Quantum Computing#
NLR provides a GPU-accelerated quantum computing environment on Kestrel through the
qiskit/aer-gpu module. The module bundles several frameworks for quantum circuit
simulation and hybrid quantum-classical algorithms:
| Package | Version | Description |
|---|---|---|
| Qiskit | 2.2.3 | Quantum circuit construction, transpilation, and execution |
| qiskit-aer-gpu | 0.15.1 | GPU-accelerated statevector, density matrix, and shot simulators (H100, sm_90) |
| qiskit-algorithms | 0.4.0 | VQE, QAOA, QAE, amplitude estimation primitives |
| CUDA-Q | 0.14.0 | NVIDIA's unified quantum-classical programming model (Python + C++) |
| cuQuantum | 26.3.0 | NVIDIA cuStateVec and cuTensorNet GPU backends |
| PyTorch | 2.10.0 | (inherited) for classical ML integration |
| mpi4py | 4.1.1 | (inherited) for multi-node parallel workflows |
Note
The qiskit/aer-gpu module targets the H100 GPUs (sm_90) on Kestrel's GPU nodes.
Loading the Module#
Please use only a GPU login node or an allocated GPU node to use the quantum computing module.

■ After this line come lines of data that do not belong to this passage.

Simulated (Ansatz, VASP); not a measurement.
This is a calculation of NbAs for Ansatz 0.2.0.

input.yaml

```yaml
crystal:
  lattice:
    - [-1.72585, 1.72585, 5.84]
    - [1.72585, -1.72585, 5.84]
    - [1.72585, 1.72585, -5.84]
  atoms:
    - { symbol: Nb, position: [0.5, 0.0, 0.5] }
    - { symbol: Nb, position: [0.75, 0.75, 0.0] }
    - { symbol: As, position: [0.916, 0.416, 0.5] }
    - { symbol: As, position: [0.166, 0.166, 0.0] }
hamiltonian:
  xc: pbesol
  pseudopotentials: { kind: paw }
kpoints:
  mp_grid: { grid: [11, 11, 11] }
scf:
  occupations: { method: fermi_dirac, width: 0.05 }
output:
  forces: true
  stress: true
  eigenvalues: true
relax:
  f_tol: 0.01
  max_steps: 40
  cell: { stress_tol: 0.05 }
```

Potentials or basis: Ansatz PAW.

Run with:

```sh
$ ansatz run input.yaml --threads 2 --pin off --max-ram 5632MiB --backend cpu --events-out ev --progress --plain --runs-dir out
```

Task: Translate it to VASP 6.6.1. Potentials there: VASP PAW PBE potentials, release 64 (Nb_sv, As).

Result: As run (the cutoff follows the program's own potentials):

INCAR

module load qiskit/aer-gpu
python3 your_script.py
To see what the module provides:
module help qiskit/aer-gpu
Qiskit Aer GPU Simulation#
qiskit-aer-gpu replaces the CPU AerSimulator with a GPU-accelerated backend.
See qae_example_backends.ipynb
for a worked example comparing CPU and GPU backends for a QAE circuit.
The simplest way to enable GPU simulation is:
from qiskit_aer import AerSimulator
from qiskit.circuit.library import QFT
from qiskit import transpile
simulator = AerSimulator(method='statevector', device='GPU')
qc = QFT(20) # 20-qubit Quantum Fourier Transform
qc.measure_all()
t_qc = transpile(qc, simulator)
result = simulator.run(t_qc, shots=1024).result()
counts = result.get_counts()
print(counts.most_frequent())
For circuits with more than ~25 qubits, enable cuStateVec for better performance:
simulator = AerSimulator(
method='statevector',
device='GPU',
cuStateVec_enable=True,
)
CUDA-Q#
CUDA-Q is NVIDIA's unified quantum-classical programming framework. Kernels are written in Python (or C++) and JIT-compiled to run on CPUs, GPUs, or QPU hardware.
Single GPU#
See binary_optimizer.py
and qae.py
for real-world examples using the single-GPU target.
import cudaq
cudaq.set_target('nvidia') # single H100, complex<float> (fp32)
@cudaq.kernel
def bell():
q = cudaq.qvector(2)
h(q[0])
cx(q[0], q[1])
mz(q)
result = cudaq.sample(bell, shots_count=1000)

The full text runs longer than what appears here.